Follow steps and questions below for this problem situation.

1. Create a segment connecting each pair of corresponding vertices. 2. Find the midpoint of each segment. 3. Draw a line connecting all the midpoints. What would you call this line in relation to the pre-image and image? 4. If you move the pre-image Triangle ABC, what happens to the line created in Step 3? 5. If you move the pre-image so it overlaps the image, does the line still pass through the midpoints? What if you have the images switch sides? 6. When moving the pre-image or image does the size change? Does the shape itself change? 7. Measure the angles created by the segments and the line created in Step 3. What do you find? 8. What other name could you give the line created in Step 3 in relation to the special segments?
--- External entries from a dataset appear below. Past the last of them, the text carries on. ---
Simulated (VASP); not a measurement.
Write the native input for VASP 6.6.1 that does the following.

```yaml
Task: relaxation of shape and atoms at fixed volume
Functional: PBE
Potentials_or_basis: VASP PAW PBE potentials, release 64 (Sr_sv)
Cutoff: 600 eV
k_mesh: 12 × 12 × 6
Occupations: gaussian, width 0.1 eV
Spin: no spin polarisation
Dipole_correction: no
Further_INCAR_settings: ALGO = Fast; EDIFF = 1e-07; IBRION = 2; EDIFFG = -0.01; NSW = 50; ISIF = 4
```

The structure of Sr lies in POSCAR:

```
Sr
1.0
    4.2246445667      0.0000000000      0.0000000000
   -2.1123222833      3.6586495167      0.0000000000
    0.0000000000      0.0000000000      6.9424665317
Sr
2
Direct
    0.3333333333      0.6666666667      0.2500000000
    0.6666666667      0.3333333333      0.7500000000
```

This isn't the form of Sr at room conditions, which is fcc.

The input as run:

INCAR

Using knowledge from the first reflection activity, reflect the pre-image across the line of reflection. Note: Their may be tools you do not have to use in this activity.

1. What is the relationship between the line of reflection and the segments connected to the corresponding vertices of the pre-image and image? 2. Follow the steps to construct the image: a. Construct perpendicular lines from vertex A of the pre-image to the line of reflection. b. Construct the point of intersection of the two lines. This should be named Point D. c. Draw a line segment connecting Vertex A and Point D. You should see the measure of the line segment in the Algebra View on the left. 3. What is Point D in relation to the line segment AA'? 4. Consider the tools you have not used. What do you still need to draw to construct A'? a. After constructing A', check with your teacher to make sure you are correct. b. If you are correct, repeat Steps 2A-4A for the other two vertices. 5. Make a polygon. a. Check with your teacher to make sure you are correct. b. If given the ok, delete the object and change the line of reflection. c. Repeat the process.